# Input and State Estimation by Convex Optimization
*Created: M.M., 12.1.2023*

*Updated: M.M. 7.3.2023*

## Discrete-time linear time-invarient (LTI) systems

Consider a contineous-time LTI system

\begin{align}
\dot{x}(t) &= Ax(t) + Bu(t)\\
y(t) &= Cx(t).
\end{align}

If measurements $y$ are obtained with a constant sampling time $T_\mathrm{s}$ at time instances $t \in \{kT_\mathrm{s}$: $k=0,1,2,...\}$, assuming that $u$ is constant inbetween samples, a discrete-time samples state space representation is of the form (cf. [wiki.](https://en.wikipedia.org/wiki/Discretization#Derivation))

$$
\begin{aligned}
    x(k+1) &= Ax(k) + Bu(k),\\
    y(k) &= Cx(k),
\end{aligned}
$$

where, $u$ is a vector of known input signals, and $d$ is an unknown disturbane to be reconstructed from $N$ measurements $y(0), y(1), .., y(N-1)$.

### Impulse response
The impulse response is is obtained by passing an input signal $u(0)=1$ and $u(k)=0$ for $k\neq 0$ through the system. For initial state $x(0)=0$, yhe impulse response is

\begin{align}
    y_\delta(0) &= 0\\
    y_\delta(1) &= Cx(1) = C(Ax(0) + B) = CB\\
    y_\delta(2) &= Cx(2) = C( Ax(1) ) = C( A( Ax(0) + B ) ) = CAB\\
    &\vdots \\
    y_\delta(n) &= CA^{n-1}B, n>0. 
\end{align}


### The data equation
Repeated substitution of $x(k)$ into $y(k)=Cx(k)$ gives

$$
\begin{aligned}
    y(0) &= Cx(0),\\
    y(1) &= CAx(0) + Bu(0),\\
    \vdots &\\
    y(n) &= CA^{n}x(0) + \sum_{k=0}^{n-1} CA^{k}u(n-k-1),\\
    \vdots &
\end{aligned}
$$

or in matrix form

$$
\underbrace{
\begin{bmatrix}
y(0)\\
y(1)\\
y(2)\\
\vdots\\
y(N-1)
\end{bmatrix}
}_{y}
=
\underbrace{
\begin{bmatrix}
C\\
CA\\
CA^2\\
\vdots\\
CA^{N-1}
\end{bmatrix}
}_{\mathcal{O}}
x(0)
+
\underbrace{
\begin{bmatrix}
0 &0 &\cdots &0\\
CB &0 &\cdots &0\\
CAB &CB &\cdots &0\\
\vdots &\vdots &\ddots &\vdots\\
CA^{N-2}B &CA^{N-3}B &\cdots &0
\end{bmatrix}
}_{\Gamma}
\underbrace{
\begin{bmatrix}
u(0)\\u(1)\\u(2)\\ \vdots\\ u(N-1)
\end{bmatrix}
}_{u}.
$$

The section on *subspace system identification* in the book [Filtering and System Identification](https://books.google.fi/books?hl=sv&lr=&id=6Ne76uYOlVwC&oi=fnd&pg=PR11&dq=verhaegen+least+squares+approach&ots=H7GzIs_Rab&sig=PfKVrPuYiSlWfjI3_tymLiI1-U8&redir_esc=y#v=onepage&q=verhaegen%20least%20squares%20approach&f=false) by Verhaegen, Michel, and Vincent Verdult explains this well (*read*: check that I havent done any mistakes here).

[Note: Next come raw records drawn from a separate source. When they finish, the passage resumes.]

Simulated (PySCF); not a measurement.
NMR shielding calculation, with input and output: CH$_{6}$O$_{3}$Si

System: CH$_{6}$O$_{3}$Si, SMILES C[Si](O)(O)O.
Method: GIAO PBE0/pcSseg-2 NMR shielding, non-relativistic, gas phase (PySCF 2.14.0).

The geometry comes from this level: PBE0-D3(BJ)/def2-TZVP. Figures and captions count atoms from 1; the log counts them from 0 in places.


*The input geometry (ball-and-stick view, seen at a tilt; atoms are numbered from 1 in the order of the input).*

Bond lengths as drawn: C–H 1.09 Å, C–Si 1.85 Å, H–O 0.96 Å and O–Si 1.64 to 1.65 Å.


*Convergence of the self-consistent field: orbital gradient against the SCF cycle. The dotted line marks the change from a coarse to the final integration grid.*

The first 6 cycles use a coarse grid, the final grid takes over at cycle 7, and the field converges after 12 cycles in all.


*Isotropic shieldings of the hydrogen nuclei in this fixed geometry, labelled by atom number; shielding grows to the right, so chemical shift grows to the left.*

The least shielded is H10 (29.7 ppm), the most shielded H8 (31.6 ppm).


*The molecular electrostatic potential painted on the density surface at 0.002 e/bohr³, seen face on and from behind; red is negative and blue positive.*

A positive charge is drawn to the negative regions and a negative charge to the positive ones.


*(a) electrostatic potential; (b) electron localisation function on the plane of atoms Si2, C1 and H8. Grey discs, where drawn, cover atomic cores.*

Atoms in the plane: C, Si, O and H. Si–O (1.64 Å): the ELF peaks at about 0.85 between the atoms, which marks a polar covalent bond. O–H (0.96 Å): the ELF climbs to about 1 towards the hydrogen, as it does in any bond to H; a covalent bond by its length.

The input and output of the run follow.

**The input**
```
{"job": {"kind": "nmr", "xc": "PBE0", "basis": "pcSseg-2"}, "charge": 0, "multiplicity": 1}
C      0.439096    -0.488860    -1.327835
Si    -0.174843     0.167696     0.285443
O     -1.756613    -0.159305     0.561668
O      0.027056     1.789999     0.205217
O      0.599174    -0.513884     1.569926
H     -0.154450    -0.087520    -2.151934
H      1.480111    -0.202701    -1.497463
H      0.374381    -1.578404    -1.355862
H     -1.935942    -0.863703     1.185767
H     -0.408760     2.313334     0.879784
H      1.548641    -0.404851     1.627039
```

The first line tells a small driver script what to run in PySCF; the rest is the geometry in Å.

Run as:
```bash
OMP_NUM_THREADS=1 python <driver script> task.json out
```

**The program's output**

* **Note**: This equation is commonly occuring in the control-theory and system identification litterature and is often referred to as the *data equation*. Here I have used the standard notation $\mathcal{O}$ for the extended observability matrix (which is used for determining stability of a system), and $\Gamma$ for the impulse response matrix. The impulse response of the system is $h(k) = CA^{k-1}B$. In [(Ikonen et al.,2015)](https://www.sciencedirect.com/science/article/pii/S0165232X14002274), the non-standard notation  $g(k)=h(k)$, $R=y$, $G = \Gamma$, and $M = u$ was used instead.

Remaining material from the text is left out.